Stepping into Comer & Co., the latest design shop in Georgetown’s Book Hill neighborhood, is like being invited to a private home.
The pink clapboard house at 1659 Wisconsin Ave. NW has four rooms filled with vignettes set up to show customers how to put old and new together. The shop includes European antiques, midcentury tables and chairs and vintage accessories. The artful mix: 19th-century plaster busts of George Washington, 1920s French Deco chairs, gold Chinese pagodas, 1930s stone garden frogs and 1960s Lucite coffee tables.
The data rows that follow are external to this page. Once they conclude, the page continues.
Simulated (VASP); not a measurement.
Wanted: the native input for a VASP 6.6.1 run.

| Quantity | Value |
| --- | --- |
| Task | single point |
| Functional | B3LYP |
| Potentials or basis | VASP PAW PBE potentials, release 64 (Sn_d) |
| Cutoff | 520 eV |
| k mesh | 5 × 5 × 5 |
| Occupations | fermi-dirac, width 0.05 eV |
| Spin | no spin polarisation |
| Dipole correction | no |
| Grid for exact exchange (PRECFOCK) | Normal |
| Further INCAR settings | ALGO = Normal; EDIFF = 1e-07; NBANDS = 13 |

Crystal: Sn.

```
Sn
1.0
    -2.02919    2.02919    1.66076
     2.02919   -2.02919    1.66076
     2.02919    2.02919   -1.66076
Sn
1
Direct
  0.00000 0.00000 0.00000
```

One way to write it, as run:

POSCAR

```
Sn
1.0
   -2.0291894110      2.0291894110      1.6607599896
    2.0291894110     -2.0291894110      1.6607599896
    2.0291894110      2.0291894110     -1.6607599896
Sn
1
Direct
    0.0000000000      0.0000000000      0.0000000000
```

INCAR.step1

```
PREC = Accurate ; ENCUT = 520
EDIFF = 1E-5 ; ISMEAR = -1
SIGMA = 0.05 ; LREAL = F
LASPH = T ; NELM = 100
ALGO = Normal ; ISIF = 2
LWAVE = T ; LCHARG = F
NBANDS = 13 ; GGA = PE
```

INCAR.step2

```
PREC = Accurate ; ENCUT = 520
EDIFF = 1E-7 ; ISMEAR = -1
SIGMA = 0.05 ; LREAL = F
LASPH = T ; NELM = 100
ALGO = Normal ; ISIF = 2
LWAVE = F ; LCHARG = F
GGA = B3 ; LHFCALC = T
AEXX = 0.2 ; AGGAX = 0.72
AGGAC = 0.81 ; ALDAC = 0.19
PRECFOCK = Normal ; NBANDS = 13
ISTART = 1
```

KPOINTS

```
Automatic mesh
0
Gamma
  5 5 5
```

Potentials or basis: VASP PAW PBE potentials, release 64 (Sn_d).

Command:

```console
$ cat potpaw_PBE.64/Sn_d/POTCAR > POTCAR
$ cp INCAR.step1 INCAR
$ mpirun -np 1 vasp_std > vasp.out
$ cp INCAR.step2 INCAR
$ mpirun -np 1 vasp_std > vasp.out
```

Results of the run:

In one corner, a pair of robin’s-egg blue vintage Christopher Spitzmiller lamps ($1,690 apiece) sit atop an 18th-century Scottish mahogany sideboard ($6,400). Seagrass carpeting, gray walls (Revere Pewter by Benjamin Moore) and a pink ceiling painted the same color as the exterior (Rose Reflection by Benjamin Moore) set off California beeswax candles in 25 colors ($8.50 per pair of tapers) and 18th-century corkscrews ($175 to $250).
The shop reflects the style of Fred Comer and partner Mark Manoff, who opened their first store two years ago in Kilmarnock on Virginia’s Northern Neck. They are also dealers on 1stdibs.com, an online marketplace for antiques.
Comer and Manoff have an advertising and publishing background working with clients such as Architectural Digest and Town & Country. They live in Georgetown and Irvington. Like many others, they started in the business by being collectors themselves. “Antique furniture and paintings have always been a passion for us,” Comer says. “We set up our first house and decided to buy what we could afford. Then we began upgrading and selling pieces we had to get ones we like better. Now we help others.”
We recently spoke with Comer at the Georgetown store. He sat in a 19th-century French armchair and I sat in an 18th-century English chinoiserie side chair.
Lots of antique dealers have closed, yet you’re expanding. What’s the state of the antiques business?
The days of antique shops filled with brown furniture has passed. The solid, old, quality pieces have their place, but they have to be integrated with lighter things, such as painted furniture, glass or Lucite. Today, the function of some of the old standbys has changed with younger people using antique sideboards as bars in family rooms or as storage in a front hallway.
Does old brown furniture get a bad rap from those who describe it as fusty and granny-looking?
Yes and it shouldn’t. These pieces lend a sense of permanence and history to a room. Antiques are green, and this bears repeating. The tree used to make this table [he points to the mahogany Scottish sideboard dating back to 1790] was harvested 200 years ago and has served 10 generations. It will likely carry on for another 10. It has lasting beauty and quality.
Why did you choose to open in Washington?
This is an interesting town. Lots of people are retiring from bigger homes to smaller townhouses and many live in apartments or condos. There are plenty of furniture stores selling big marshmallow sofas and chairs that just won’t work in these small spaces.
How has the antiques business changed?
People are not purist collectors anymore. They don’t just look for Chinese export porcelain or French furniture. Today, people want a mix.
Are antiques still good investments?
Yes. You live with these pieces and they won’t drop in value like a new piece of furniture does. Usually, when you are done with it, there is someone else waiting who wants it.
What’s your favorite piece in the shop?
I like the silver-leaf Italian bombe chest with the faux black marble top. It works in virtually any room: in a front hall, as a bedside table or in a dining room. This piece is a 1950s reinterpretation of an 18th-century form. The silver-leaf gives it a fresh, modern feel.